28 OctInfrastructure. Lessons from Bill Shankly and Boris Johnson
Infrastructure. The Cinderella Function and the forgotten asset; not just in banks.
Inspiration for this week’s post comes from three sources that are poles apart, both in time and style. For all the differences, the stories help make a point that is near and dear to me; the value of robust infrastructure and the need to invest in it.
The first source of inspiration comes from the great Bill Shankly, the manager of Liverpool Football Club who brought the club back from the doldrums of the old second division and built the foundation for its domination of English and European football in the 70’s and 80’s. In his case the use of the word “great” would have to be the greatest understatement ever. Starting in 1959, Shankly had work hard to rebuild the club and make the place somewhere the fans wanted to be. One of his first commands to the directors was that they fix the toilets at Anfield for the fans. Plumbing matters. More seriously though, after the England victory in the 1966 World Cup, Shankly demanded that the directors hire the then England goalkeeper and World Cup winner, Gordon Banks. The directors were incredulous at the thought of paying 60’000 pounds for a goalkeeper. They quizzed Shankly; trying to make a footballing argument about Banks not scoring goals. They thought 60’000 pounds was not a bargain, they thought it was robbery. The great man made the point that having Banks in the team, as the goalkeeper, meant he could expect the team to concede something like twenty fewer goals and keep clean sheets. No matter, the directors refused. That was in December 1966. Liverpool did not win what was then the First Division again under Shankly until 1973.
Boris Johnson, the current Mayor of London, is the second source of inspiration. The complete polar opposite of Bill Shankly; academic, flamboyant and not averse to publicity. But, his hot topic for 2013, infrastructure. Of course, Boris has been making a fuss about building a new airport in the middle of the Thames. Whether that is the right tool for the job, I will leave to other wiser heads to judge, but categorically I will state that airports matter period. Boris is on the warpath on the general need for infrastructure, not just airports, when he laid out his Vision 2020 in the middle of 2013, urging the central government not to cut back on infrastructure investments (Click here for the article in the FT)
London’s plight has much in common with that of an individual FI. The country’s capital and its economic engine, which generates some 22% of gross value added, is dependent on forces outside its control for investment in its infrastructure. Only limited activities are within its own control.
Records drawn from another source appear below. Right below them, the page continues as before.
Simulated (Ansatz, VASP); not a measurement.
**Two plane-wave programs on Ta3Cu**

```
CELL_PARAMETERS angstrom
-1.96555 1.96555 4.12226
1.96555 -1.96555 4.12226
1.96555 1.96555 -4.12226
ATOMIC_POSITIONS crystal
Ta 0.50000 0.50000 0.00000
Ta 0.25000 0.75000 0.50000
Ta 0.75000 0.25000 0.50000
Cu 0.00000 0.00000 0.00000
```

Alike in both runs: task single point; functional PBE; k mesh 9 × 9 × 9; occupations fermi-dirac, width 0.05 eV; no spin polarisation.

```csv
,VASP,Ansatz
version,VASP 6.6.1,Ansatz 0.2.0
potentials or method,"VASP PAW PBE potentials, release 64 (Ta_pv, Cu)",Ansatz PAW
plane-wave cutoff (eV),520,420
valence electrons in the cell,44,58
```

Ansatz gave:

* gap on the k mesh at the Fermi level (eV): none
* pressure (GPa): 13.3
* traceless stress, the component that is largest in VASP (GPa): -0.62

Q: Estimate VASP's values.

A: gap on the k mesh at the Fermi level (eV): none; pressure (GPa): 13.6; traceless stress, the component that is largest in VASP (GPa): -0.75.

Lessons Learned: Top line growth is important; if you are a football team, the headline number is goals scored. If you are Mayor of London, you might be interested in local sahre of GDP, or even the murder rate or some other crime statistic. If you are a private equity executive, you might measure gross operating profit, headcount or even average cost per employee. What they miss is other key metrics that deserve their place on any MIS dashboard: investment in infrastructure and in capacity.